OpenMP loop runs code slower than serial loop

Question

I'm running this neat little gravity simulation and in serial execution it takes a little more than 4 minutes, when i parallelize one loop inside a it increases to about 7 minutes and if i try parallelizing more loops it increases to more than 20 minutes. I'm posting a slightly shortened version without some initializations but I think they don't matter. I'm posting the 7 minute version however with some comments where i wanted to add parallelization to loops. Thank you for helping me with my messy code.

#include <stdio.h>
#include <math.h>
#include <stdlib.h>
#include <string.h>
#include <omp.h>

#define numb 1000
int main(){
  double pos[numb][3],a[numb][3],a_local[3],v[numb][3];
  memset(v, 0.0, numb*3*sizeof(double));
  double richtung[3];
  double t,deltat=0.0,r12 = 0.0,endt=10.;
  unsigned seed;
  int tcount=0;
  #pragma omp parallel private(seed) shared(pos)
  {
    seed = 25235 + 16*omp_get_thread_num();
    #pragma omp for 
    for(int i=0;i<numb;i++){
      for(int j=0;j<3;j++){
        pos[i][j] = (double) (rand_r(&seed) % 100000 - 50000);
      }
    }
  }
  for(t=0.;t<endt;t+=deltat){
    printf("\r%le", t);
    tcount++;
    #pragma omp parallel for shared(pos,v)
    for(int id=0; id<numb; id++){
      for(int l=0;l<3;l++){
        pos[id][l] = pos[id][l]+(0.5*deltat*v[id][l]);
        v[id][l] = v[id][l]+a[id][l]*(deltat);
      }
    }
    memset(a, 0.0, numb*3*sizeof(double));
    memset(a_local, 0.0, 3*sizeof(double));
    #pragma omp parallel for private(r12,richtung) shared(a,pos)
    for(int id=0; id <numb; ++id){
      for(int id2=0; id2<id; id2++){
        for(int k=0;k<3;k++){
          r12 += sqrt((pos[id][k]-pos[id2][k])*(pos[id][k]-pos[id2][k]));
        }
        for(int k=0; k<3;k++){
          richtung[k] = (-1.e10)*(pos[id][k]-pos[id2][k])/r12;
          a[id][k] += richtung[k]/(((r12)*(r12)));
          a_local[k] += (-1.0)*richtung[k]/(((r12)*(r12)));
          #pragma omp critical
          {
            a[id2][k] += a_local[k];
          }
        }
        r12=0.0;
      }
    }
    #pragma omp parallel for shared(pos)
    for(int id =0; id<numb; id++){
      for(int k=0;k<3;k++){
        pos[id][k] = pos[id][k]+(0.5*deltat*v[id][k]);
      }
    }
    deltat= 0.01;
  }
  return 0;
}

I'm using g++ -fopenmp -o test_grav test_grav.c to compile the code and I'm measuring time in the shell just by time ./test_grav. When I used get_numb_threads() to get the number of threads it displayed 4. top also shows more than 300% (sometimes ~380%) cpu usage. Interesting little fact if I start the parallel region before the time-loop (meaning the most outer for-loop) and without any actual #pragma omp for it is equivalent to making one parallel region for every major (the three second to most outer loops) loop. So I think it is an optimization thing, but I don't know how to solve it. Can anyone help me?
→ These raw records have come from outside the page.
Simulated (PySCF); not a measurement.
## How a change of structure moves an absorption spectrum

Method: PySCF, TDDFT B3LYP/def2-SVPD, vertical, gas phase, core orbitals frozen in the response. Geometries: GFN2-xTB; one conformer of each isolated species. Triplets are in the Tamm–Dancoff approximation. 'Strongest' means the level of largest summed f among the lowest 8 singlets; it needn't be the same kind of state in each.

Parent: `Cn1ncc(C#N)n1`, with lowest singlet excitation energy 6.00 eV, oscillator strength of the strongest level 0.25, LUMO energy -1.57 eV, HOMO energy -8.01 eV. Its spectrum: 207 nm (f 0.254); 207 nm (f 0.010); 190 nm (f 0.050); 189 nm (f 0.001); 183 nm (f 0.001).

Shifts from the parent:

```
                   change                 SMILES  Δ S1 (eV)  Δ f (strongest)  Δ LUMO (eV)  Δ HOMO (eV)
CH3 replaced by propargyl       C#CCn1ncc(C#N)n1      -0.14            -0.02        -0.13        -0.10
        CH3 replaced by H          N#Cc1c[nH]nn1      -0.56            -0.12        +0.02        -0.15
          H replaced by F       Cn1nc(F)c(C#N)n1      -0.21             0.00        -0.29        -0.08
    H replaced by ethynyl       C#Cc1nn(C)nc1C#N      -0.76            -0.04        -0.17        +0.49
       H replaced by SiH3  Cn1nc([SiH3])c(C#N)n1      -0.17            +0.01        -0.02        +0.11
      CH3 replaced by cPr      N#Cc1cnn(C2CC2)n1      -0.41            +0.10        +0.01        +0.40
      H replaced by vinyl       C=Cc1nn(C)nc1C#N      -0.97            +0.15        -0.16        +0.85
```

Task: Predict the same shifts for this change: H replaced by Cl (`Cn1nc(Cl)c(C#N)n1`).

Edit: I made the example verifiable and lowered numbers like numb to make it better testable but the problem still occurs. Even when I remove the critical region as suggested by TheQuantumPhysicist, just not as severely.

The critical section looks evil. Can't you just rerun the loop and keep that critical section outside with no parallelization? — The Quantum Physicist
– The Quantum Physicist, Commented Mar 6, 2017 at 9:28
The critical region solves a race-condition with my acceleration a[id2][0,1,2] like a reduction onto an array. And i do need the id2 loop so I'm writing to the right forces int a. — Haemiltoen
– Haemiltoen, Commented Mar 6, 2017 at 9:43
Where is richtung defined? It makes a big difference if it's an array or a pointer. If it's an array then OpenMP will make private arrays for each thread (like you want). If it's a pointer then you only get a private pointer for each thread. Have you checked that the parallel version gets the same answer? You do ` r12=0.0;` at the end of your loop so the initial value of r12 is undefined for each thread. — Z boson
– Z boson, Commented Mar 6, 2017 at 9:45
How big is numb. You need to do enough work to overcome the OpenMP overhead. — Z boson
– Z boson, Commented Mar 6, 2017 at 9:47
@Haemiltoen I understand, but you probably didn't understand my alternative solution. Just create another loop outside that parallelized loop and don't use OpenMP there. Would that work for you? If it does, it'll definitely be much better than whatever you have there. Critical sections mean you're using locking and mutexes, which by definition will slow down your code. — The Quantum Physicist
– The Quantum Physicist, Commented Mar 6, 2017 at 9:52

The Quantum Physicist · Accepted Answer · 2017-03-09 15:24:01Z

1

I believe that critical section is the cause of the problem. Consider taking all critical sections outside the parallelized loop and running them after the parallelization is over.

Try this:

#pragma omp parallel shared(a,pos)
{
#pragma omp for private(id2,k,r12,richtung,a_local) 
for(id=0; id <numb; ++id){
    for(id2=0; id2<id; id2++){
        for(k=0;k<3;k++){
            r12 += sqrt((pos[id][k]-pos[id2][k])*(pos[id][k]-pos[id2][k]));
        }
        for(k =0; k<3;k++){
            richtung[k] = (-1.e10)*(pos[id][k]-pos[id2][k])/r12;
            a[id][k] += richtung[k]/(((r12)*(r12))+epsilon);
            a_local[k]+= richtung[k]/(((r12)*(r12))+epsilon)*(-1.0);
        }
    }
}
}
for(id=0; id <numb; ++id){
    for(id2=0; id2<id; id2++){
        for(k=0;k<3;k++){
            a[id2][k] += a_local[k];
        }
    }
}

Critical sections will lead to locking and blocking. If you can keep these sections linear, you'll win a lot in performance.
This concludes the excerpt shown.